Mechanical Pulp. Effects of Pretreatment and Wood Source on Fiber Separation and Pulp Properties
The work presented in this thesis concerns the mechanical pulping process and the effects of wood source and pretreatment conditions on the pulp properties. In the first part, the deformation of Norway spruce (Picea abies) wood samples was investigated under shear and torsional loading at different temperatures (20-95°C) and sulfonation conditions. The shear strength and maximum torque decreased with increased temperature. The fiber separation was found to be of the transwall type when the deformation was performed at low temperatures (20-60°C). When high temperatures were combined with sulfonation, the fracture plane was transferred to the compound middle lamella region of the fiber wall, thus exposing a smoother wood surface.
The effect of pretreating of wood chips intended for CTMP production was studied in a pilot plant equipped with a plug screw press. Sulfonation before mechanical deformation of the chips in the screw press gave a more selective initial fiber separation in the deformed chips compared with the case where chips were allowed to pass through the screw press without prior sulfonation. The long fiber content and the energy consumption required to reach comparable freeness values were higher for the pulp produced from chips that were sulfonated before mechanical deformation in the screw press. The tear strength at constant energy consumption was also higher for this pulp, whereas the tensile strength was lower.

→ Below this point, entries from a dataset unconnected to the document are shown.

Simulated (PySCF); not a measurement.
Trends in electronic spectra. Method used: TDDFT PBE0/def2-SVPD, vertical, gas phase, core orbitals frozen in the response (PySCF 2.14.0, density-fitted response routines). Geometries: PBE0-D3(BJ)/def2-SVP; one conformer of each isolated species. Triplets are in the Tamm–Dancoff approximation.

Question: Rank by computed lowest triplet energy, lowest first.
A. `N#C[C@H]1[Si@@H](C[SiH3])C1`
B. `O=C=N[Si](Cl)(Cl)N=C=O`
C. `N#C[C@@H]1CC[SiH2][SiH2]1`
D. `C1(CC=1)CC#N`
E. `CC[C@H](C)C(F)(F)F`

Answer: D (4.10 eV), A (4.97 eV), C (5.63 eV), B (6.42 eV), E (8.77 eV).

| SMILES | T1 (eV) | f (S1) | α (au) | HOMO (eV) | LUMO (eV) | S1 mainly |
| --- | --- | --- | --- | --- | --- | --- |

Sulfonation of fibers, followed by polyelectrolyte adsorption analysis, was found to be an excellent method for determining surface lignin concentration. The wood raw material was shown to have an influence on the thermomechanical pulp quality: pulps from forest grown loblolly pine (Pinus taeda) (+30 years old) had a slightly lower bonded area at a given total surface area than pulps prepared from plantation grown loblolly pine (15 years old) containing a higher percentage of juvenile wood. This was consistent with the higher surface lignin concentration found for the pulps prepared from the forest grown wood.